From Casetext: Smarter Legal Research

Raghavendra v. Bollinger

SUPREME COURT OF THE STATE OF NEW YORK COUNTY OF NEW YORK: IAS PART 46
Jan 31, 2014
2014 N.Y. Slip Op. 33728 (N.Y. Sup. Ct. 2014)

Opinion

Index No. 103389/2013

01-31-2014

RAJAGOPALA S. RAGHAVENDRA, a/k/a RANDY S. RAGHAVENDRA, Plaintiff v. LEE C. BOLLINGER, individually and as president of Columbia University, and TRUSTEES OF COLUMBIA UNIVERSITY, Defendants


DECISION AND ORDER

I. BACKGROUND

On September 23, 2005, defendants terminated; plaintiff's employment based on his misconduct. Plaintiff commenced a flurry of actions in the New York and federal courts challenging this termination and, after entering an agreement settling several of those actions in 2009, now pursues litigation challenging that agreement. Plaintiff continues to apply for positions at defendant Columbia University, despite the undisputed fact that defendants informed him in 2007 and then in correspondence in 2008 that he would not be considered for future employment at Columbia University and that defendants would not respond to any further application plaintiff submits.
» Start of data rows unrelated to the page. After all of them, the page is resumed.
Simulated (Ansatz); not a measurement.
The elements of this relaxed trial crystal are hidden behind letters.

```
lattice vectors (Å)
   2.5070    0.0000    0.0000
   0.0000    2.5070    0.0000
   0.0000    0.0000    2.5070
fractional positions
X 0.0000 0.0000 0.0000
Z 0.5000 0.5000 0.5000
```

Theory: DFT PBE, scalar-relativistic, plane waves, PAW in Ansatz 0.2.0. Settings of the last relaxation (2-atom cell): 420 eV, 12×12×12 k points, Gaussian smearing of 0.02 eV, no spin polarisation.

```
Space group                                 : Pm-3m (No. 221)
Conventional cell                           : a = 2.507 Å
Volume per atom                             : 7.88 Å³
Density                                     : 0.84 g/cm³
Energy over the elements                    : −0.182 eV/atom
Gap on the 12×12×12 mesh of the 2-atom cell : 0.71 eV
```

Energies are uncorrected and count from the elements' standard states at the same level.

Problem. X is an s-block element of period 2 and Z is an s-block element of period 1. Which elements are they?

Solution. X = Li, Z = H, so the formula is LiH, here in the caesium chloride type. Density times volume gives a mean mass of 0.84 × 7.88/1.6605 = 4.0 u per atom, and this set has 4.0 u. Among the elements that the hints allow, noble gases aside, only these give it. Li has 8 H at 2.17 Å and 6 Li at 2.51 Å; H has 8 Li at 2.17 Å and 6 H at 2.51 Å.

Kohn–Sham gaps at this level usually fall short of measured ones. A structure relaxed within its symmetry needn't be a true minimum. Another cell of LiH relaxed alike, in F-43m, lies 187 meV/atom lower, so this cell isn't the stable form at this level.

In this action plaintiff claims defendants: (1) refused to rehire him based on racial discrimination and retaliation in violation of the New York State Human Rights Law (NYSHRL) and New York City Human Rights Law (NYCHRL); and (2) conspired to discriminate and retaliate illegally by refusing to hire him. Defendants move to dismiss the complaint pursuant to C.P.L.R. § 3211(a)(5) and (7).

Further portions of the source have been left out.